The board of Japan’s Sony Corporation has rejected a proposal to sell parts of its entertainment business. The demand was raised by a US activist shareholder seeking change at the Japanese electronics giant.
Sony’s board of directors had unanimously decided to continue owning 100 percent of its entertainment business, the electronics firm’s president Kazuo Hirai said in a letter published Tuesday.
The letter was addressed to Daniel Loeb, Chief Executive of Third Point LLC hedge fund, who had waged a month-long campaign to convince Sony to sell up to 20 percent of its movies, music and television business.
Sony Pictures and Sony Music were fundamental to the company’s success, Hirai wrote in the letter, because content was increasing in value and would benefit from the proliferation of new distribution platforms, high-speed internet access and mobile devices.
Corporate governance row
Loeb, who owns about 7 percent in Sony, said he was disappointed with the decision, and added that Third Point would continue to explore further options to create value for Sony shareholders.
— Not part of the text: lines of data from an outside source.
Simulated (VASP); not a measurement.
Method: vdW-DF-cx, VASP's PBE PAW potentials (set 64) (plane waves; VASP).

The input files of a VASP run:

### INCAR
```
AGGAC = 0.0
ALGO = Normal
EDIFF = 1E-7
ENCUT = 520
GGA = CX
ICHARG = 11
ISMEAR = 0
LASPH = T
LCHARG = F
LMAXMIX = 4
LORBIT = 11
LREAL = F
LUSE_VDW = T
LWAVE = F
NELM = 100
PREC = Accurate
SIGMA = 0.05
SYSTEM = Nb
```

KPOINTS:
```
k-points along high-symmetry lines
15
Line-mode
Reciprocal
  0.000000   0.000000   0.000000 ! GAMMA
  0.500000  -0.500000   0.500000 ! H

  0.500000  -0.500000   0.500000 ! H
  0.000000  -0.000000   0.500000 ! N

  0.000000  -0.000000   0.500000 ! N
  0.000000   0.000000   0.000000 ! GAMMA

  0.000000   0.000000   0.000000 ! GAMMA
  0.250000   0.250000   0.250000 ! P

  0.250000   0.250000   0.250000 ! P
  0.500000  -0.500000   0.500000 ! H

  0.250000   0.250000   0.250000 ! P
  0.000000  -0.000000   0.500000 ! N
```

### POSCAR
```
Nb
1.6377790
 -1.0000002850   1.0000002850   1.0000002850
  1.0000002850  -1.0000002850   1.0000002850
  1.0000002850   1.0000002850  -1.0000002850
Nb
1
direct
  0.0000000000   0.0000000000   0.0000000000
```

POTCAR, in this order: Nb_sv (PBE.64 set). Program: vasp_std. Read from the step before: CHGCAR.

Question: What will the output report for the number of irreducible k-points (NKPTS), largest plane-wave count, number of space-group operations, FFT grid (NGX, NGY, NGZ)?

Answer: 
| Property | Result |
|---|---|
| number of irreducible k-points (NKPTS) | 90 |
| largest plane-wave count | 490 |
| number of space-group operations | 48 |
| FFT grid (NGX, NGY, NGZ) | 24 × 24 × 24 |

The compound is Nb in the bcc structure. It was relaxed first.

Last week, the US billionaire investor said in a letter to investors that Sony’s entertainment unit was poorly managed, with a famously bloated corporate structure, generous perks, high salaries for under-performing senior executives, and a marketing budget not in line with any sense of return on capital invested.
“Drastic, rather than incremental action is required,” Loeb added.
Return to profits appeases
Sony CEO Hirai wrote in his letter that the company’s executive would continue to give full consideration to any constructive feedback from valued shareholders, promising to maintain a productive relationship with Loeb.
At the same time, Hirai stressed that he could still squeeze synergies from the combination of content and hardware at Sony.
Hirai’s rejection of the deal came as Sony has swung back to a net profit of 3.5 billion yen (26.4 million euros) in the second quarter of 2013, a reversal from the 24 billion yen loss it suffered in the period a year ago.